Former FIFA president Sepp Blatter says he will not appeal against the ban imposed on him last month, claiming the members of the world governing body's ethics committee are "biased".
The 85-year-old was issued with a suspension of six years and eight months on March 24, which will begin when an existing ban expires in October.
FIFA's ethics committee found Blatter was part of a "vicious circle" of officials who sought to award themselves over £50million in undeclared payments.
He was given 21 days from notification of the sanction to send a statement of appeal to the Court of Arbitration for Sport (CAS) if he wished to challenge the ruling, but has opted not to do so.
Blatter told the PA news agency via a spokesman: "I do not consider the FIFA ethics committee to have jurisdiction in this matter.
"Further, the committee members are biased. So it doesn't make sense to appeal."

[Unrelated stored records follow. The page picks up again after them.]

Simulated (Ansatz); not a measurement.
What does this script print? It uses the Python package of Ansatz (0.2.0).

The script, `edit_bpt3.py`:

The decision not to appeal means Blatter will be banned from football until June 2028, when he will be 92.
He was found to have accepted undue economic benefits totalling 23 million Swiss francs (just under £18m) and approved payments or bonuses of a further 46m Swiss francs (just under £36m) to other officials. In addition to the ban, he was fined one million Swiss francs (just under £780,000).
In its judgement, the adjudicatory chamber of FIFA's ethics committee described Blatter's behaviour as "completely reprehensible".
Former FIFA secretary general Jerome Valcke was one of the officials who was found to have benefited from the undue payments. Like Blatter, he was banned for a further six years and eight months and fined one million Swiss francs.
He is currently serving a 10-year ban imposed in 2015 – again, his new suspension will only begin when the current sanction runs out.
Undue benefits to Blatter were authorised by Valcke and Julio Grondona, the former president of the Argentinian football federation who died in 2014.
Blatter then approved a variety of benefits – in the form of amended contract agreements or bonus payments – to Valcke, Grondona and FIFA's former finance director Markus Kattner.
The men were found by FIFA's ethics investigators to have "set up a scheme through which they were allowing themselves to obtain extraordinary benefits with a minimum of effort".
"This vicious circle saw three of them (Blatter, Grondona and Valcke) signing the amendment contracts of the others and approving the respective extraordinary bonuses, while the fourth (Kattner) was in charge of implementing the payment of such bonuses."
Investigators found employment contracts for Blatter, Valcke and Kattner were amended "without any supervision or control from an internal or external body in FIFA" and that the officials involved "actively concealed" the bonus payment awards by not fully declaring them in the organisation's financial records.
Incredibly, it also found that within the amended contracts for Valcke and Kattner, which Blatter approved, were indemnity clauses which meant they would be due financial compensation even in the event that their employment was terminated with good cause.
A Zurich Labour Court ruled last month that FIFA's decision to dismiss Kattner in 2016 was justified and appropriate.